Not a lot of things had happened in the past few days, no thanks to the non-stop pouring of the rain. But then again, thank you to the non-stop pouring of the rain for resuscitating my plants. It’s appreciated.
Alongside the rain comes the tendency to reflect; to think about life. Thus this random but actually significant inquiry. I have always thought about the reason behind the question why God created fruits and vegetables with a great number of seeds. Here’s my attempt to answer my own question: much like humans, they are used to multiply — for the survival of the species. However, people tend to give importance to our gonads, and not that of the plantae counterpart. Would you ‘throw away’ your sperm? Or egg? No. Then why would you throw away seeds? There is a special purpose behind seeds and my interaction with the rain helped me realize that. God created seeds for man to plant to sustain life.
In the book of Matthew, or in any of the Gospels, there is one parable about sowing. Chapter 13 of the book says that “A farmer went out to sow his seed.” The whole parable teaches a really good lesson but what makes me think is why make use of a farmer as a character. Maybe because a farmer has the noble intention of nurturing to sustain either himself, his family or a community. Much like what God wants us to be like. The only difference is, the abundance of produce will depend on the choice of soil we plant in and the type of farmer we want to be (in attitude and intention).
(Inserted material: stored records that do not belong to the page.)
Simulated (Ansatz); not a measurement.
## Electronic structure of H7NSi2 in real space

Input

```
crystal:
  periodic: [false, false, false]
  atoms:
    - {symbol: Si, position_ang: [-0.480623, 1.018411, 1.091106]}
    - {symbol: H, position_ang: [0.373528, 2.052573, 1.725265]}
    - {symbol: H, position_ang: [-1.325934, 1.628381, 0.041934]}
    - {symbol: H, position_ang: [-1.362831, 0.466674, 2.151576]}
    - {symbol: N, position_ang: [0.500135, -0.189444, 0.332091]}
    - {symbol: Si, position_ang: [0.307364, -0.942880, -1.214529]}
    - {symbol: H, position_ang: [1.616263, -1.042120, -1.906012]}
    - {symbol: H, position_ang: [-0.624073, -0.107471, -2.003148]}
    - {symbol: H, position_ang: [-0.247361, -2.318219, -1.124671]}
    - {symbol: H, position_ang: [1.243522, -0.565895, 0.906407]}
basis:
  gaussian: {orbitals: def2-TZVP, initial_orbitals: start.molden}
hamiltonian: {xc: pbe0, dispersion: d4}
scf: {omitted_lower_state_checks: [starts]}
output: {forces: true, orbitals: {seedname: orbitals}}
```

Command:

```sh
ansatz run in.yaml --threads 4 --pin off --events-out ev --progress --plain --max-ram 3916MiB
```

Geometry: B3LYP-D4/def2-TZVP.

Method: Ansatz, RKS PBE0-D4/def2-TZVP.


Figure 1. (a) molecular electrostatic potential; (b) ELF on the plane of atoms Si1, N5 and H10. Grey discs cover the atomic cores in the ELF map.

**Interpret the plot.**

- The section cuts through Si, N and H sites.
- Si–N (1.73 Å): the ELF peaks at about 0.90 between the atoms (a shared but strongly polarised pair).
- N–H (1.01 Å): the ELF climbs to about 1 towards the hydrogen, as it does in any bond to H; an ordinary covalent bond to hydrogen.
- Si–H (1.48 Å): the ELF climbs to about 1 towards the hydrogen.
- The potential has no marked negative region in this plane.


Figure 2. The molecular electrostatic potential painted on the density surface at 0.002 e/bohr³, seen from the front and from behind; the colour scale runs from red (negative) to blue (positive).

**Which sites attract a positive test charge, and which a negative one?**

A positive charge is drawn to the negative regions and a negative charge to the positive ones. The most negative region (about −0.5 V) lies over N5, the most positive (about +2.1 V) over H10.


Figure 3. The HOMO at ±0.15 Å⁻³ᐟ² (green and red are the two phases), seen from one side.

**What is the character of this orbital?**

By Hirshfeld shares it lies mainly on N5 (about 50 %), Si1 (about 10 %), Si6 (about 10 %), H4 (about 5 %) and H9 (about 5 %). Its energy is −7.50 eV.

God → fruit/vegetable → man → seeds → plant → sustainability
Again, it’s that word. Sustainability. Why pay for fruits or vegetables when you can grow them yourselves? Trust me, you can fill a piggy bank with your savings when you start growing your own produce. Your only investment? Soil, water and patience.
You might think that I am only talk. Nope. I did a lot of planting for the past 2 days. I researched how to make an SIP (self-irrigating planter) so that the plant is watered from the roots. I used what I had in the garden (seeding trays and cotton) to start germinating some seeds. I planted a lot of vegetables: chili pepper, jalapeño pepper, habanero pepper, pimiento pepper, cherry and regular tomatoes; herbs: basil and dill; papaya and, just to try, salvia (an annual). I placed the trays in their own trays where I just have to pour water into then the cotton will act as a wick to bring the water into the soil. I wrapped the surface with plastic wrap to keep the area moist.